State grants might rise

A qualifying student could see an increase of about $1,100 per year in fall 2007.

Courtney Blanchard

An increase in the state grant program could mean some students could receive $1,100 more per year for college.

State Sen. Rod Skoe, DFL- Clearbrook, proposes to increase the state grant program by approximately $100 million to decrease how much a student applying for higher education aid is expected to pay, from 46 percent to 40 percent.

When applying for financial aid, students are expected to pay a percentage of college costs while the rest is available in loans, scholarships and grants, depending on the financial background of the student and his or her family.

Replacing that portion with state grants will cost about $17 million per percentage point, Skoe said.

While the program is expensive, Skoe believes it’s efficient and gets the money where it needs to go: to students from lower-income families.

“When we have scarce resources, we should be targeting them,” he said.

In the past, Skoe said, students were expected to pay a lower portion of college costs. The state has not kept up its obligation to fund the grant program as college costs increased, he said.

“This will reduce the amount that the student has to come up with in order to come to school,” Skoe said.

This year, Minnesota lawmakers have proposed several ways to alleviate high college costs, including freezing tuition altogether.

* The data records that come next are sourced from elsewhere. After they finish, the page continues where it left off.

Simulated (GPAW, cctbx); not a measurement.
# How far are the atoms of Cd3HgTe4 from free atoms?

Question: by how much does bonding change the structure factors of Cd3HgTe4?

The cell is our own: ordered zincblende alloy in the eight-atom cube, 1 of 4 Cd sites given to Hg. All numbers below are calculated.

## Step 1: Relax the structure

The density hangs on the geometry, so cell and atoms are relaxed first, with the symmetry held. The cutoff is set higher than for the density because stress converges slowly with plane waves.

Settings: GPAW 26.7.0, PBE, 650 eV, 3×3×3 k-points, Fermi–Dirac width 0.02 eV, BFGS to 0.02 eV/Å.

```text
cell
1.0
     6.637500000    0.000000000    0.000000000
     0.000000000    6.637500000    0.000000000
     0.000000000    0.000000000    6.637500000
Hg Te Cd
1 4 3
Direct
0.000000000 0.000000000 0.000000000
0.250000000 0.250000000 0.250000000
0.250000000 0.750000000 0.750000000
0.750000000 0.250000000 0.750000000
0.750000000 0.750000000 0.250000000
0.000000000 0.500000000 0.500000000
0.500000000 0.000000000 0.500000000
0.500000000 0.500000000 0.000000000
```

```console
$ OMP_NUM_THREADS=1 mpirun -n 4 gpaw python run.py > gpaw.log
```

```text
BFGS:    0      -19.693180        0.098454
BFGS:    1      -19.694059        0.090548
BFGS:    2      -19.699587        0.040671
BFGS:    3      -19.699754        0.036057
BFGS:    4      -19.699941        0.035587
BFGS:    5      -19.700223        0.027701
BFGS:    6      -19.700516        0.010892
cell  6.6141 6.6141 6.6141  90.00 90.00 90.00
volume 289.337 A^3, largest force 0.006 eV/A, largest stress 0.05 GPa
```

Lawmakers often disagree on how to fund such programs and whether to aim for every student, or only top-performing or low-income students. Skoe’s proposal would affect students from lower-income brackets that already qualify for state grants.

A student qualifying for full-grant assistance would receive about $1,100 more per year in fall 2007, according to the Minnesota Office of Higher Education. The impact won’t be widespread among the student population, however.

Last fall, 5,653 students received state grants at the

University, according to One Stop Student Services. That’s less than 20 percent of the University’s 28,645 undergraduates.

Peter Zetterberg, senior analyst for the University’s Office of Institutional Research, said the bill is expensive and benefits few students.

“I think it’s important for the state to fund both institutions and have fairly generous state grant programs,” he said.

He added that tuition will keep increasing for everybody else if the Legislature pours more resources in grant programs rather than the University.

Continuing education student Allison Schwab said that though it’s important to have grant programs for low-income students, lower tuition draws stronger candidates to campus.

“As long as they keep tuition in the range of other public universities, I think they’re doing okay,” she said.

Some students depend on grants to afford college.

Sociology and psychology senior Barbi Strnad comes from a family of seven children, with at least two in college simultaneously for the last four years.

Strnad said a combination of Pell Grants, state grants and scholarships let her go to college with little financial strain on her family.

“Grants have made it really affordable for me,” she said. “Because I have minimal debt as an undergrad, I can feel freer to choose whichever law school I want.”